June 8, 2010 | Posted in : Contingency Fees / POF, Expenses / Costs, Legislation / Politics, NALFA News

Lawmakers, Governor Charlie Chist, and Attorney General Bill McCollum handcuffed current and future Florida attorneys general right before the oil spill in the Gulf of Mexico started.  Six days before the Deepwater Horizon rig exploded and the wellhead a mile beneath it began gushing oil, Chist signed into law a cap on attorney fees.  The law that goes into effect July 1, 2010 caps attorney fees at $50 million in contingency cases on contract work for the Office of the Attorney General.

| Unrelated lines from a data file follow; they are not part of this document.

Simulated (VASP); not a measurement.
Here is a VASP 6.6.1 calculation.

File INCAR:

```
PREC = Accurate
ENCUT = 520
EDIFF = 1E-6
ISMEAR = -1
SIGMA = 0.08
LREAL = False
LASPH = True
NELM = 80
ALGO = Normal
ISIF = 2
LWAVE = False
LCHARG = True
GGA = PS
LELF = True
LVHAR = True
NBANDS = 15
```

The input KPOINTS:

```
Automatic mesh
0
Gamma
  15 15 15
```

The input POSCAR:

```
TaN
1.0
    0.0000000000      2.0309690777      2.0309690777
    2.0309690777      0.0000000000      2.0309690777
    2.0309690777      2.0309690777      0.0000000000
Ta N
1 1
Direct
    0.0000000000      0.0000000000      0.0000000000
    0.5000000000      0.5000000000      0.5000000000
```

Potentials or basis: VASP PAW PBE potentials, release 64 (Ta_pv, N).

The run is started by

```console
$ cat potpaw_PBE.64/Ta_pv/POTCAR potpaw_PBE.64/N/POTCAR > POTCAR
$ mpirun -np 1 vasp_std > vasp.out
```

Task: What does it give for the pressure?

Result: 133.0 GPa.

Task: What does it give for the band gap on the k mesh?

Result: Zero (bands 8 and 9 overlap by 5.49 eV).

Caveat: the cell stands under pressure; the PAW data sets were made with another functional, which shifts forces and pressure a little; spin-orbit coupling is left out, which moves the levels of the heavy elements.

“You’re not going to get the best lawyers to come in on a Dream Team where you’ve capped the attorney’s fees,” said Fred Levin, the renowned Pensacola trial lawyer.  He said preparation and expert witnesses could easily run to $100 million.  McCollum’s law does provide a provision to pay “reasonable costs and expenses,” but it’s not up front.  You may recognize Levin’s name, not only because it graces the University of Florida’s School of Law, but because Levin was the linchpin in the state’s $13 billion big-tobacco settlement.  For his part of the litigation, his firm got $250 million – that’s only part of the $3 billion tobacco companies paid (separately, and without costing the state a dime in attorney fees).